I agree with @katbeaulieu and I'd be also willing to assist further of course. If you prefer a separate decode caller we can do that. I have issued a PR at https://github.com/AAFC-MBB/galaxy-1/pull/1 against this branch with the changes so far. Feel free to merge current dev first and then review and merge that PR. Thanks for looking into it @jmchilton.

guerler avatar Nov 15 '16 16:11 guerler

I want to throw in a total different idea which I promised month ago to @katbeaulieu! Sorry @katbeaulieu we have worked on https://github.com/galaxyproject/galaxy/pull/3118 to enhance the user-preference setting before.

Background

Tools with passwords, personalized URLs and all other types of credentials are kind of different and are a potential security issue. The only way we can pass passwords to tools via a command line is via ENV vars or via a file. ENV vars are also tricky if you capture the entire ENV and put into as metric into metadata.

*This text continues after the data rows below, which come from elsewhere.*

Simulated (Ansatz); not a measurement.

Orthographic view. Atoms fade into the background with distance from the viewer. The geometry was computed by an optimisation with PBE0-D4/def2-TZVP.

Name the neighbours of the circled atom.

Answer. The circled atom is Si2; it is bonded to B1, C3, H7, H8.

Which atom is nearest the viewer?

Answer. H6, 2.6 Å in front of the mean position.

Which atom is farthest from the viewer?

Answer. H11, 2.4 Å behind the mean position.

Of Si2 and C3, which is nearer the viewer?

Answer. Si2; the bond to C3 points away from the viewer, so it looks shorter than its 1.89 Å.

This and some usability arguments like "I want to use this tool in a workflow" or "I don't want to type the password X times" was the reason I was aiming for a different approach, involving the admin - I belief the admin needs to be involved by these type of tools.

The idea

Create a config file in which the admin can specify key-value pairs, lists etc. These keys and values are available in the user-preferences for every user and every user can enter credentials/passwords or URLs for various Apollo instances, as requested by @erasche.

This store is a central password storage and we can choose if we want to put it into a database or somewhere else - but the values will end up in the $__user__ object which can be accessed by any tool that is able to run by a specific user.

A tool author can than choose to put the credentials into a file or into a ENV to pass it to the tool. This would enable entering a password only once and using it in workflows etc.

The "disadvantage" is that an admin needs to configure one config file to enable the user to put in one key-value pair which can be picked up by a tool. I personally see this as not a big deal as these tools are very special and admins should now about such cases.

An initial implementation is here: https://github.com/bgruening/galaxy/compare/remove_mako_user_pref...bgruening:extra_user_preferences?expand=1

bgruening avatar Nov 15 '16 17:11 bgruening

So the tool would be useless after going through the toolshed installation unless the admin makes additional adjustments to the user preferences? I think if we consider this route the toolshed should be enabled to add those preferences automatically. Additionally this PR already accesses the password through the environment so users could either provide the password on submission or store it in the user preferences. I am not sure if these two options are necessarily conflicting.

guerler avatar Nov 15 '16 17:11 guerler

@guerler yes useless, or not functional. I'm not sure these tool will end up in the TS, if so not as many I guess. My argument is that the admin should be aware of these tools to protect them, for example disable them for certain users etc ... also this approach would enable things like setting the password via job_conf.xml and so on. They are not conflicting I guess if the password field can be optional - but both approaches maybe confusing for a user and I'm not sure if we want to offer/support such an password field in the long run. My gut feeling is telling me that we have a lot more flexibility in the long run if we keep this out of tools.

bgruening avatar Nov 15 '16 18:11 bgruening

@guerler @bgruening just quick comments before I go to lunch

So the tool would be useless after going through the toolshed installation unless the admin makes additional adjustments to the user preferences?

In my perfect world, a tool declares the structure of the credentials it requires, and a namespace for said credentials. Upon first-run it is offered to the user to configure credentials for the tool which are stored in their user-prefs.

E.g. apollo tool would declare (apollo_url, username, password) and a basespace importer might declare (api_key).

I recognise that this goal may not line up with this PR, etc etc.

hexylena avatar Nov 15 '16 18:11 hexylena

@katbeaulieu please still merge the current changes into this PR, so we can review and discuss it on that basis, even if the consensus will be to follow a different route.

guerler avatar Nov 16 '16 16:11 guerler

Yes sorry for not doing it sooner!

katbeaulieu avatar Nov 16 '16 17:11 katbeaulieu

Just going back to test this again, I realized that this new version now does not support using the password parameter in code files. Would this be a simple fix? I can't seem to find the spot to change to bring back that functionality.

katbeaulieu avatar Nov 16 '16 18:11 katbeaulieu

@katbeaulieu I am not sure how that behavior might have changed, unless the password was not stripped from the database before and/or accessed through the to_param_dict_string call which now only returns some information and previously possibly returned the unencoded password.

guerler avatar Nov 16 '16 19:11 guerler

@guerler, after looking at this for a while, I realized that the code file was receiving the encrypted value of the password. If this gets merged, this will be something to note in the documentation.

katbeaulieu avatar Nov 21 '16 15:11 katbeaulieu